Jacqueline Woodson winner of the National Book Award for Young People’s Literature, attends the 65th Annual National Book Awards on Nov. 19, 2014 at Cipriani Wall Street in New York City Wednesday Nov. 19, 2014. (AP Photo/National Book Foundation, Robin Platzer)
Author Jacqueline Woodson addressed Daniel Handler’s (aka “Lemony Snicket”) racist joke, Friday, with an unflinching response in The New York Times.
Handler previously made offhanded comments about Woodson being allergic to watermelon while hosting the National Book Awards. Woodson was accepting an award in the young adult category for her latest book “Brown Girl Dreaming.”
Amid waves of criticism and backlash over the comments, Handler has since apologized and donated $110,000 to the grassroots organization We Need Diverse Books while Woodson issued an indirect statement through her publisher.

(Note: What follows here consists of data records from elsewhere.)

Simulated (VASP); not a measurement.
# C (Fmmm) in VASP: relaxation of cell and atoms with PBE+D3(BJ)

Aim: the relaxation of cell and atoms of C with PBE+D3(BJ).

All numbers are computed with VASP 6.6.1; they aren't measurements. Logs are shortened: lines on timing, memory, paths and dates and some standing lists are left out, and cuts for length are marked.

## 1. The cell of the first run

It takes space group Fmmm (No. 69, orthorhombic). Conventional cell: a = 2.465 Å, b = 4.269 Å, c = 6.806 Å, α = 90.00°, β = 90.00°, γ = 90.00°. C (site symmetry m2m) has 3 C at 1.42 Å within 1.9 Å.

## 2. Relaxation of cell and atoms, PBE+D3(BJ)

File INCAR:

Woodson’s essay in the Times takes Handler’s comments head on, though.
Titled “The Pain of the Watermelon Joke,” Woodson explores her own background and the evolution of her understanding of the racially charged significance of the watermelon. By the time she was 11-years-old, she explains, the fruit had become repulsive to her.
“By making light of that deep and troubled history, he showed that he believed we were at a point where we could laugh about it all. His historical context, unlike my own, came from a place of ignorance,” Woodson writes.
Like her previous statement, Woodson uses the essay to re-frame the situation by focusing on positive change in a time when the lack of diverse voices in literature has become all-too apparent.
Woodson’s mission, she explains, is “to write stories that have been historically absent in this country’s body of literature, to create mirrors for the people who so rarely see themselves inside contemporary fiction, and windows for those who think we are no more than the stereotypes they’re so afraid of.
To give young people — and all people — a sense of this country’s brilliant and brutal history, so that no one ever thinks they can walk onto a stage one evening and laugh at another’s too often painful past.”